By the time The Beatles released Revolver in 1966, they were the biggest band in the world. The album came at the end of their touring career and pushed the possibilities of studio recording. At the time, John Lennon, Paul McCartney, George Harrison, and Ringo Starr saw themselves not only above competition from contemporaries like the Beach Boys and Rolling Stones, but in competition with each other. There are still arguments about who contributed what part to each song and are as much a part of the pathos that surround the album as the songs themselves.

Revolver is hailed by many music critics as a redefining of what rock ‘n’ roll could be, an LSD fueled exploration of psychedelia, and a cultural touchstone of Swinging London that sought transcendence from materialism and consumerism. Perhaps, there are nuggets of truth in all this, but the most radical thing Revolver did was inspire an album title almost 25 years later. That album was Fugazi’s Repeater.

While the Fab Four wrote Revolver with an eye towards the trappings of success and mind expansion, it is, in many ways, limited in imagination by those very things. The innovation found in the studio manipulation of sounds heard on the record were only afforded to the band because of their commercial success and does not extend to the lyrical content of the album. One could ask how such a supposed thought provoking album opened up with a song about not making enough profit?

In fact, shortly after the release of Revolver, the Beatles set up Apple Corps as a way maximize their profit with Lennon stating, “Our accountant came up and said 'We got this amount of money. Do you want to give it to the government or do something with it?' So we decided to play businessmen for a bit because we've got to run our own affairs now. So we've got this thing called 'Apple' which is going to be records, films, and electronics – which all tie up." This was not transcending the commodification of art. It was the personification of it neatly packaged with The Beatles’ brand.

The mind altered ruminations in the lyrics throughout Revolver show a band obsessed with self. Whether it’s McCartney using a metaphor for drugs as a relationship in “Got To Get You Into My Life,” or Lennon asking not to be bothered with the world’s problems that were miles away in an LSD-fueled dream in “I’m Only Sleeping,” this was a mind-altered state focused on the personal, not the political. All of this was the polar opposite of Fugazi’s Repeater.

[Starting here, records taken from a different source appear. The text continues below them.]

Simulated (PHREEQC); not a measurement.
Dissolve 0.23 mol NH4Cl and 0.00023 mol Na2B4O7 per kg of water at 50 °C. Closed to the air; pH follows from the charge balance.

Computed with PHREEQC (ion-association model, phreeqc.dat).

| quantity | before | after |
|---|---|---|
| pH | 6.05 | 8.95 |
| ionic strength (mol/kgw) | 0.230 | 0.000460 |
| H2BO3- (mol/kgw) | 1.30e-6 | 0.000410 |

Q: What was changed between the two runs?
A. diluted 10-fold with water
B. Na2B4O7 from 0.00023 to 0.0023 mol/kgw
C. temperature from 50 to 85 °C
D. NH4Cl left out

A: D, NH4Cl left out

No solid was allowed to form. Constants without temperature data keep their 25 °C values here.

For people who’ve studied the intersection of radical politics and straight-edge, of which Minor Threat and Ian MacKaye were credited with being at the forefront, abstaining from alcohol and drugs was a rejection of the type of rebellion capitalism permitted. It was an understanding of why alcohol and tobacco companies often target marginalized communities with predatory advertising practices. This was and is damaging for revolutionary thought. When MacKaye sang, “at least I can fucking think,” in “Out Of Step,” it was a declaration of that. These lyrics foreshadowed the 1991 post-hardcore masterpiece Repeater.

Repeater was a mission statement album. It’s an album that redefined what punk rock and hardcore could be yet existed on a plain of its own. It would be hard to find comparisons to the sounds on Repeater because the album was the starting point for many less abled post-hardcore bands. It was the original. Repeater served as the blueprint for Fugazi’s 15-year run. Songs from Repeater would go on to populate Fugazi’s live sets throughout their existence. This was a testament to the quality of the songs, but more accurately, an important feature of how relevant and immediate the songs remained. Despite Repeater being recorded over 25 years ago, it still sounds fresh today. The instrumentation had the band firing on all cylinders and truly found innovation in the discordant aspects of the players.

Throughout Repeater, it felt Guy Picciotto and Ian MacKaye played entirely different guitar parts with no sense of cohesion. Their staccato and angular riffs somehow allowed melody and discord to coexist. Short bursts of rhythm centric riffs stopped on a dime, turned into a distorted mess of feedback, just to come out the other end in trails of melody. “Greed” showed this mix at work. Picciotto and MacKaye split vocal duties on Repeater and their voices worked extremely well together throughout the album. They provided the blueprint many later-era dual-vocalist bands have used to get famous off of. “Sieve-Fisted Find” had Picciotto on agitated lead vocals while MacKaye added in melodic underparts. Both channeled anger and melody in execution of rage.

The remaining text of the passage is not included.